Nuclear reactors and radioactive waste storage, study to improve safety

Scientists at the University of Huddersfield in England will embark on a £1 million project to provide the nuclear power industry with scientific data to improve the safety of future generations of reactors and radioactive waste storage solutions.

The university says the project will also help increase the currently low number of nuclear scientists and engineers in the UK.

The University has an electron microscope named MIAMI, which stands for Microscope and Ion Accelerator for Materials Investigations facility.

The MIAMI facility is unique in the UK, and only one of two in Europe. It safely simulates the effects of radiation damage on materials with the use of ion beams. The electron microscope allows scientists to carry out examinations at the nanoscale (on a scale of 10−9 metre).

MIAMI electron miscoscope

The electron microscope MIAMI (Microscope and Ion Accelerator for Materials Investigations facility). (Image: University of Huddersfield)

The electron microscope was co-developed by Professor Stephen Donnelly, Dean of the School of Computing and Engineering. Prof. Donnelly leads the Huddersfield team that has been awarded a £889,839 grant by the EPSRC (Engineering and Physical Sciences Research Council).
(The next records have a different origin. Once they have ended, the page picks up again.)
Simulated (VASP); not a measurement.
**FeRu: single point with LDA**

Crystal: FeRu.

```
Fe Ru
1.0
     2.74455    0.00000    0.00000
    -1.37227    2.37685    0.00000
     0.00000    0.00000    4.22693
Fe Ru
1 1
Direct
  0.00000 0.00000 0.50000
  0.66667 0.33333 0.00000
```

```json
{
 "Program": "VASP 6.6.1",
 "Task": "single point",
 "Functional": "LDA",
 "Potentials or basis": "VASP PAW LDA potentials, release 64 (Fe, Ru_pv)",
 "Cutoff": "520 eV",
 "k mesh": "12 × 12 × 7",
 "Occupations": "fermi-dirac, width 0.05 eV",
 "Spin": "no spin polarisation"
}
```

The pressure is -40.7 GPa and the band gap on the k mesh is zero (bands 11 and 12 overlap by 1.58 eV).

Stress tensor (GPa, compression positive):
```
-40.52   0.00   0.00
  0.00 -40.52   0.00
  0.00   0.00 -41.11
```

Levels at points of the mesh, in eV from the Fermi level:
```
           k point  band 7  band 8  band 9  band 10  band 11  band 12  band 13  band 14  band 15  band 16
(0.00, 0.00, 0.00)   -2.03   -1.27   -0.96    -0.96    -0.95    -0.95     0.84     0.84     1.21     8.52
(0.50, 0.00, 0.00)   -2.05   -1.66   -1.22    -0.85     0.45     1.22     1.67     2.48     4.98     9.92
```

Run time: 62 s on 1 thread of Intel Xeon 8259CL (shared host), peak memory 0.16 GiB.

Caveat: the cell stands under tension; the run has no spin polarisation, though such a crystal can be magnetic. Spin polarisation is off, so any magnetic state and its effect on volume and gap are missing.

The 3.5-year project will investigate the damage caused by irradiation of the materials used for building reactors. The team will also investigate the long-term, safe disposal of radioactive waste.

Neutrons and other particles can weaken and alter the physical dimensions of materials, while a helium accumulation can make materials brittle and more likely to fracture.

Professor Donnelly and Senior Research Fellow Dr. Jonathan Hinks will lead a team that will investigate these issues.

Professor Stephen Donnelly

Professor Donnelly sitting next to MIAMI. (Image: University of Huddersfield)

Dr. Hinks said “The project is about producing a base line of experimental evidence.” The scientists will use ion beams to irradiate thin samples of material, he explained.

Dr. Hinks added:

“You have to have a very thin piece of material – typically 100 nanometers or less – otherwise the electrons won’t get through and you can’t see anything.”

MIAMI uses electrons in the same way a conventional microscope uses light. It allows scientists to see inside super-thin samples of material and observe changes caused by irradiation, including the accumulation of gas bubbles.

Ion energy and temperatures can be varied during the experiments, and the result will be a database of data about the effects of irradiation at the nanoscale that can then be scaled up by researchers selecting materials for reactors and for waste disposal.

The UK will soon build Generation III+ reactors. The findings from this project will be relevant to those reactors, the researchers say. The materials for these reactors have already been selected, Dr. Hinks said, but regulatory authorities require constant safety updates and the MIAMI data will enable engineers to predict how reactors will fare over time.

Sir Patrick Stewart and Dr Jonathan Hinks

Huddersfield University’s Chancellor Professor Sir Patrick Stewart (left) with Dr. Jonathan Hinks. (Image: Huddersfield University)

The project will also help planners decide which materials to use for the Generation IV reactors which are due to come on stream in the 2030s.

The project is divided into two strands: 1. Structural nuclear materials. 2. Nuclear waste storage.

The MIAMI research team will have two additional post-doctoral researchers. They will be appointed early this year, and will each be assigned to one of the two strands.

Another important dimension of this project, Dr. Hinks explained, is the training of new nuclear scientists. The UK currently has a serious shortage of nuclear scientists.

Dr. Hinks said:

“Because there was a lack of investment in nuclear research and development in the 80s and 90s, the demographic of the people who work in the industry has shifted towards retirement age. So there is a skill gap, particularly serious when you consider the expansion of the UK’s nuclear capacity that is now planned.”